Background

Art



Unnatural Selection

During a rafting tour in the mountains of Colombia (2010), Tim heard what appeared to be a tattooing machine, a sound he knows quite well. He looked around frantically, trying to locate the source of the sound, but there were no tattoo shops in sight anywhere. Not between the trees and not in the canopy overhead. Laughing, the guide told him that a little bird made the sound. The bird remained invisible, which triggered Tim's vivid imagination. During the rest of the tour he wondered what a bird that made such a sound would look like. When he finally found a piece of paper and a pencil he designed a Tattooing Bird. An ordinary bird, except for the tattooing machine that is its head.  

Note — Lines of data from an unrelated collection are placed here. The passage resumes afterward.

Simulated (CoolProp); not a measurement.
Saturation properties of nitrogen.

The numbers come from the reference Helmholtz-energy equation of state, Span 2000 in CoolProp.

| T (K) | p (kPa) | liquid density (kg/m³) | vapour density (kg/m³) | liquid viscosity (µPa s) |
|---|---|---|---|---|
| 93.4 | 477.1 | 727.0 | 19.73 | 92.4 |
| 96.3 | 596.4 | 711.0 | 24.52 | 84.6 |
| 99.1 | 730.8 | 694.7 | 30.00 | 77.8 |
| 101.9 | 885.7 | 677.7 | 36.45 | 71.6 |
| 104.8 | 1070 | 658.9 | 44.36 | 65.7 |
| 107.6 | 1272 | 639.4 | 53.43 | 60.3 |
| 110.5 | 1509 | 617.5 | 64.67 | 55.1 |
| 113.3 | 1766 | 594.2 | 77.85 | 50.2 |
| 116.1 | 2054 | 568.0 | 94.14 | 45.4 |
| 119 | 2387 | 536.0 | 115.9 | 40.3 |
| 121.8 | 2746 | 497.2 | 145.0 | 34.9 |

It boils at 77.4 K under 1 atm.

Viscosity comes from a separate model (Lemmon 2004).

This playful integration of nature and technology was the first step of what would become the essence of Juffermans ‘artistic work. Over the last fifteen years he has developed a powerful post-apocalyptic vision of the future in which nature has appropriated what humanity has produced. People themselves have disappeared, or possibly gone extinct, but the remains of human civilization are not simply overgrown by wilderness and forgotten; instead, new biotopes have emerged among the ruins where surreal life forms, half animal and half machine, are crawling and buzzing, nesting and hunting. Juffermans’ works explore the interplay between utopia and dystopia and offer an original, thought-provoking perspective on one of the central issues of our time: the lasting impact of our lifestyle upon the earth. The result is a world of vivid images that are both disturbing and strangely charming, both alienating and shockingly familiar.